The Queen, Symbolism and Sorrow

Queen Elizabeth II and President Mary McAleese Image copyright Getty Images
Image caption Queen Elizabeth II and President Mary McAleese lay wreaths at the Garden of Remembrance

"Hugely symbolic". Probably the two most over used words to describe the Queen's visit to the Irish Republic. I confess I myself have used the "s" word, and am struggling to find an alternative. Perhaps my struggle is evidence I lack the purple prose gene.

Or maybe it's part and parcel of a deliberately creative ambiguity fostered by both London and Dublin in which the spectator is invited to read whatever he or she wants into a President and a Queen standing, heads bowed, before the undeniably impressive Children of Lir statue at Dublin's Garden of Remembrance.

At a briefing given by the Foreign Secretary William Hague and the Irish Foreign Minister Eamon Gilmore, Channel Four's Gary Gibbon invited the politicians to share the interpretation that the joint appearance at the Garden was "a moment of contrition".

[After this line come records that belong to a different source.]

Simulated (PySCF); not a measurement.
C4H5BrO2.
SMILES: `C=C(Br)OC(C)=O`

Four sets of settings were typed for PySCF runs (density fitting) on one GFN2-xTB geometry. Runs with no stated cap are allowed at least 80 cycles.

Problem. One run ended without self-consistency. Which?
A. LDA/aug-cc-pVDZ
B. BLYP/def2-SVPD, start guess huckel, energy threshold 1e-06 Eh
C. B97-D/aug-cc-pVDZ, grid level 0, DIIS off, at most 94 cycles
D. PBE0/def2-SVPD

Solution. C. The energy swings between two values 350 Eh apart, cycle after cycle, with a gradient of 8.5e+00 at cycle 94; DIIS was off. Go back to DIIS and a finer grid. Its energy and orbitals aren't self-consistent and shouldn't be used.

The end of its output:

However the ministers weren't going there - it was "a hugely significant event", full of "huge symbolism" and an "important statement about our history and our future". But "contrition"? Well that would be in the eye of the beholder.

I asked the Foreign Secretary if it would be appropriate for the Queen to apologise for past British misdeeds in Ireland when she addresses guests at tomorrow night's state banquet. Mr Hague responded that Britain and Ireland weren't "glossing over the past".

This visit was about recognising the events of the past and showing how both states were moving together into the future. "That's the way to treat it rather than talking about apologies", Mr Hague concluded.

So - if that's anything to go by - expect a carefully crafted speech but something which stops short of a direct apology. Mr Hague also avoided any promises on issues like revealing official records on the Dublin Monaghan bombings.

It's something he says he's prepared to discuss, but he cited legal difficulties and constraints under the European Convention on Human Rights.

Both governments are much keener to talk about the future - the potential for further trade between partners who already do business worth one billion Euros a week.

Eamon Gilmore went so far as to suggest that the visit will put not just the history of the troubles in the past, but show Ireland was moving on from its "recent economic history" and rebuilding its reputation. Nice thought, although it's maybe a bit optimistic to talk about the crash as history just yet.

Both governments will be pleased that the Gardai were able to contain the inevitable protests - and that the visit has made the requisite visual impact.

In the sweep of British and Irish history, it is "hugely symbolic", it does underline the progress that has been made in Northern Ireland and the shared hopes for a brighter future.